What hit ratio on the TLB is needed to bring the translation time to 10% of its value without a TLB, assuming TLB accesses are free.
Average access time is h * 0 + (1 - h) * m where m is the memory access time. We want average access time to be 0.1m, so 0.1m = (1 - h)m and h = 0.9.
Which of the following are true about mechanisms and policies? A. A good design customizes (rather than separates) the mechanisms to the policies. B. Page faults are mechanisms. C. Clock LRU is a mechanism.
B. Page faults are mechanisms.
Which of the following are true about RAID file systems? A. The hard drives used in a RAID system must be special drives. B. RAID can provide higher performance than normal drives. C. RAID can offer higher reliability than normal drives.
B. RAID can provide higher performance than normal drives.
Given a system where the page size is 4KBytes and given two variables x and y who are placed in memory at addresses 0x1230 and 0x2340 respectively, which statement(s) are true? A. The physical address of y is larger than the physical address of x. B. We cannot tell which physical address is larger until we translate the addresses. C. It depends on whether we have a TLB hit or not.

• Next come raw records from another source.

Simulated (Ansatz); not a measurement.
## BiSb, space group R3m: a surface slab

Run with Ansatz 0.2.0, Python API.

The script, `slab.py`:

B. We cannot tell which physical address is larger until we translate the addresses.
Suppose that we know that the i-nodes are stored on a few tracks near the beginning of the disk. We know that for our file system, about half the requests go to the i-nodes. What suggestions can you make to improve the performance of the disk?
One option is to change the file system layout so that the i-nodes are collocated with the data blocks such as the solution with FFS. Another option is to use disk scheduling. Something like SCAN or C-SCAN should work, but perhaps we can be more intentional and schedule a period for i-nodes followed by a period for data. Other ideas may also work. This is a design question.
Global Replacement
One process can ruin it for the rest.
Linear Address Space
Ordered set of contiguous non-negative integer addresses: {0, 1, 2, 3, ... }
Page Faults
PTE indicates a protection fault. - R/W/E - operation not permitted. - Invalid - VP not allocated, or page not in physical memory. TLB traps to the OS (software takes over). - R/W/E - OS usually will send fault back to process, or might be playing games (CoW, mapped files). - Invalid -> VP not allocated in address space. --> Segmentation fault. -> Page not in physical memory --> OS allocated frame, reads from disk, maps PTE to physical frame.
Thrashing
Page replacements algorithms want to avoid this. Occurs when most of the time is spent by the OS in paging data back and forth from disk. Not making progress.
Segmentation
Partitions memory into logically related units. Natural extension of variable-sized partitions. Fixed number of sizes. Hardware support. Internal fragmentation can be solved, and now we will need multiple limit and base registers for each segment.
Demand Paging (Process)
Process is created, create a new page table with all valid bits off. Instructions fault on code and data pages, faulting stops when necessary code and data pages are in memory.
Variable Space Algorithms
Processes set of pages grows and shrinks dynamically.
Working Set
Programs tend to access a set of active virtual pages called this, programs with better temporal locality will have smaller working sets. if (WS size < MM size) - Good performance for one process after compulsory misses. if ( SUM(WS sizes) > MM size) - Thrashing: Performance meltdown where pages are swapped (copied) in and out continuously.
Temporal Locality
Recently accessed items might be accessed again soon. (while loops)
Page Hit
Refers to VM word that is in physical memory (DRAM cache hit).
Page Fault
Refers to VM word that is not in physical memory (DRAM cache miss).
CPU-Memory Gap
Refers to the inability of DRAM memory speed to keep up with CPU or microprocessor speed.
Locality
Repeated instructions to the same or nearby addresses. Programs tend to use data and instructions with addresses near or equal to those they have used recently.
Protection
Restrict which addresses jobs can use.
Physical Address Space
Set of M = 2^m physical addresses. {0, 1, 2, 3, ..., M - 1}
Virtual Address Space
Set of N = 2^n virtual addresses. {0, 1, 2, 3, ..., N - 1}
Translation Lookaside Buffer (TLB)
Small hardware cache in MMU. Maps virtual page numbers to physical page numbers. Contains complete page table entries for small number of pages.
Local Replacement
Some processes may do well while some others might suffer.
Fixed Partitions
Splitting main memory into partitions. Easy to implement and gives us a fast context switch, but we still have internal fragmentation. Unused memory of an individual process takes up space that could have been used for another active process. Size of partition might not be intuitive, since processes vary in size and might be too big for the partition.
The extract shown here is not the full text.